Disclaimer: I am not an architect. Is pillar even the right term? I don’t know.
A few days ago I finished watching “13 Reasons Why”. I won’t give any spoilers, but it is a show about a girl who committed suicide (this is revealed in the first episode) giving her 13 reasons why she did it. I realize how difficult it is to live with mental illness, but it can be just as difficult to see someone you love struggle. You may not know what to do or say, and that makes you feel even more hopeless.
I don’t think I can articulate just how grateful I am for my support system (my pillars). I have no doubt in my mind that if it weren’t for them, I would have been long gone by now. If someone you love is struggling and you don’t know how you can help, I hope this can give you some insight and guidance. Here is a (very condensed) breakdown of what I feel helped me the most.
- A warm and supportive environment free of judgement. I felt like I could open up to my parents. When I did, they remained calm. When I showed them my self-harming scars, they didn’t get angry. They listened and embraced me when I cried. When I felt I was ready, they took me to my GP who then referred me to a psychiatrist. That was the start of my journey to recovery.
- Open conversation free of judgement. My friends and family let me speak about what I was going through and didn’t treat me any differently. They didn’t tiptoe around me afterwards (which I know would have made me feel worse and even more of a burden).

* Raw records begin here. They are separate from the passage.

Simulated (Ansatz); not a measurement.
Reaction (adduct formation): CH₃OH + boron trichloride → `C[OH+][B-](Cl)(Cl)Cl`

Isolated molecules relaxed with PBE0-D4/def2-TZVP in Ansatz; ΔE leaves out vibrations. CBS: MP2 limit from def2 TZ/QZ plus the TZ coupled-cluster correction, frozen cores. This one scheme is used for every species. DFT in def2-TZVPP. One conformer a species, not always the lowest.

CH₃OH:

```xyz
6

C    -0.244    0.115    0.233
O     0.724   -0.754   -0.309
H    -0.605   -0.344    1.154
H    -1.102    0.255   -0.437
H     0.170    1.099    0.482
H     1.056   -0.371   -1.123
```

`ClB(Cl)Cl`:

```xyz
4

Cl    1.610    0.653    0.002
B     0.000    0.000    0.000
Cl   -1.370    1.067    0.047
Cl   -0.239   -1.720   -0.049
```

- Validation (free of judgement). Validation is to recognize or affirm that someones feelings are, essentially, valid. I was once surrounded by people who told me I was “crazy” or “overreacting” and this was such a damaging, invalidating environment to be in.
Individuals with mental illnesses are often having very understandable reactions to their circumstances. It could be an inability to regulate emotions, imbalanced chemicals in their brain, or a traumatic past. People don’t feel suicidal, hurt themselves, or withdraw because they want to.